I’ve spent the last couple of days in the company of my two nieces who are five and seven.
They are such funny, engaging and intelligent girls. Every time I am around them I am aware of how impressionable children are and the part we can play as role models young people’s lives.
Whilst hanging out with these two young girls, I couldn’t help but think about the recent BBC two-parter, No More Boys and Girls: Can Our Kids Go Gender Free? I wanted to watch the programme because of my interest in gender but also because as the documentary itself mentions, research undertaken at Stamford University suggests that seven is a key developmental age, because apparently this is when children develop fixed ideas on what constitutes men and women and that even this early in their life, children have already been conditioned to ‘think that boys and girls are fundamentally different.’ As I mentioned previously, my nieces are five and seven.
The programme’s central premise is that knowingly or not, we teach boys and girls ‘different skills and mental attitudes,’ that this shapes these young children’s perceptions along binary lines and in a way that may well impact on the rest of their lives and that this could be one of the key reasons why we have not achieved equality between men and women. However, as the series narrator, Dr Javid Abelmoneim, states, children’s brains are very ‘plastic and mouldable’ and so the aim is to do some ‘brain training,’ supposedly turning a class of seven-year olds at the Lanesend School on the Isle of Wight, ‘gender neutral’ by staging a series of classroom interventions.
So whilst the programme claims that academic self-confidence and spatial tasks seem to be an issue for young females, and boys apparently struggle with expressing and processing emotion, by implementing a number of changes over a six-week period, it is hoped that these youngsters will experience improvements that apparently make them ‘gender neutral.’
Here I must say that the programme’s title is misleading, gender neutrality is actually not the programme’s aim here, but gender awareness and ultimately equality. And there were some issues with the programme’s methodology. For example, in the first episode, why did the male makeup artist brought in to challenge the boys’ perception of a make-up artist being a ‘woman’s job’ give the boys bruises and cuts in his demo and talk about his work on the Avengers and Star Wars films? Is this really challenging these boys?
That said, the documentary was still-thought provoking and I’m looking forward to the second and final episode.
In one instance, an experiment was conducted whereby the gender of a small handful of babies was swapped with female toddlers who were passed off as boys, and vice versa, through a change in clothing and name. The children were placed on a rug with toy robots and cars, dollies and soft toys, and adult volunteers with no relationship with these children were asked to interact with the child. What became immediately apparent from the footage shown was the perceived gender of these children consistently shaped the volunteers’ behaviour towards the child, with ‘girls’ consistently being offered soft toys that they could nurture and ‘boys’ being offered toys that help with spatial awareness.

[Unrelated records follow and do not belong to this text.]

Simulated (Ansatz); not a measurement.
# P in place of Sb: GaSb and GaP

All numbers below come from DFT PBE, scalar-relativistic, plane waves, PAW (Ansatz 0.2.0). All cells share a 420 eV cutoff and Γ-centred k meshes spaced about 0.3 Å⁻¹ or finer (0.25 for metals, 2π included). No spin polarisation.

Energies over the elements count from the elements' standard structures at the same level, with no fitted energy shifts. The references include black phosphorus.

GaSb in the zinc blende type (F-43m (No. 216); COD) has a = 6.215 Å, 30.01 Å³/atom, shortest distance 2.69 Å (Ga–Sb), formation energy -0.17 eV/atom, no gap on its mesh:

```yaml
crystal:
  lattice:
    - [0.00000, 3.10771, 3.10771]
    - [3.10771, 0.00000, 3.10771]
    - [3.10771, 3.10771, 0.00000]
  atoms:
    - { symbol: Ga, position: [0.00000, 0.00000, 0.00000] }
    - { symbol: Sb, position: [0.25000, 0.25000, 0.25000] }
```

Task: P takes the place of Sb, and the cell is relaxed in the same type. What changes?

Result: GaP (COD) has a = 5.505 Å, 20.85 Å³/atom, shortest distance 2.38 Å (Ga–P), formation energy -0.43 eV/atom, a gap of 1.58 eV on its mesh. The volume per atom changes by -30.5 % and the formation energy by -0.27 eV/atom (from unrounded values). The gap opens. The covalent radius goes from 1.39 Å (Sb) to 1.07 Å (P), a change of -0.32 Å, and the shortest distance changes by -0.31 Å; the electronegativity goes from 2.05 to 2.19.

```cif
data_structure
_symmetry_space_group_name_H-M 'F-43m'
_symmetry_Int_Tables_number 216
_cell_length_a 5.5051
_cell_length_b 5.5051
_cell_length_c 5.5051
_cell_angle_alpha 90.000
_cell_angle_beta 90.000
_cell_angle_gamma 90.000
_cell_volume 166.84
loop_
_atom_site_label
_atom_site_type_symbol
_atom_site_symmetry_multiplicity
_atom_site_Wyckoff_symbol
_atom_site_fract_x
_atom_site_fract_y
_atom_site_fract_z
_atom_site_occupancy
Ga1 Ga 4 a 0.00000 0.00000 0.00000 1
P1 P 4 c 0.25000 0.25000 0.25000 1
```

The programme also emphasised how many children’s books work to reinforce gender stereotypes, claiming that ‘girls’ books tend to suffer from a lack of active female protagonists and ‘boys’ books tend to celebrate traits such as ‘excessive competitiveness’ both potentially hugely damaging and stifling characteristics, in very different ways.
In another sequence, the class teacher is shown repeatedly refering to his female students as ‘love’, and his male students as ‘mate’ as a means of endearing himself to students. This behaviour was highlighted as potentially perpetuating a distinct gender divide in his class.
This teacher’s interactions made me very aware of my pedagogy and the ways in which I address learners. I am aware of my deeply problematic use of ‘ladies’ and ‘gents’ in seminar scenarios. These heteronormative terms are deeply problematic in terms of asserting gender difference and have previously proven awkward when working with trans students. I previously used these terms when working with children and young teens as a means of acknowledging learners as young adults, mature individuals and equals, but I may actually be inadvertently patronising learners.
Considering the complexities of identity politics and the aforementioned gender inequities, it is tempting to throw our hands in the air and despair at a culture that reinforces these heteronormative ideas which can damage all of us. But we must remember that we are a part of that system.
If we are not careful our privilege or limited experience can blind us to our constraints and despite our best intentions, we can be part of the problem. We need to take a leaf out of our niece’s (and nephew’s) books and keep our minds open.
Yet on August 5th the Daily Mail asked was No More Boys and Girls intent ‘PC lunacy?’ or a ‘lesson for us all?’ and a Daily Express feature on Wednesday August 16th entitled ‘Gender Neutral Classrooms: Lorraine viewers FUME at new BBC show No More Boys and Girls’ claimed that ‘Viewers tuning in to watch today’s edition of ITV’s Lorraine were left furious following a segment on gender neutral classrooms.’
One tweet quoted in the article read:
“Those fools of parents who thinks [sic] classes should be gender-neutral really want to have a look in the mirror. Disgrace. Attention-seeking!”
This Twitter response encapsulates the problem with the programme’s misleading title (not helped by alarmist or sensationalising coverage of the programme in the broader media). It can prompt a knee-jerk reaction which subsequently closes off any openness to the actual ideas that are advanced in the programme. I find it hard to believe that any loving parent wouldn’t want equal opportunities and more positive gender standards for their children.
The onus is therefore on us to take care in our everyday interactions with our nieces and nephews. In my case to not simply buy them the book with the passive female character, to encourage their love of pirates, to discourage their assertions that ‘boys can’t wear dresses,’ to celebrate their assertive moments and to not chastise them for ‘bossiness’ when they state clearly what they feel their requirements are. It’s a time-consuming, continuous and at times difficult job, but it’s one we must take seriously and constantly mindful of if we are all to move forward.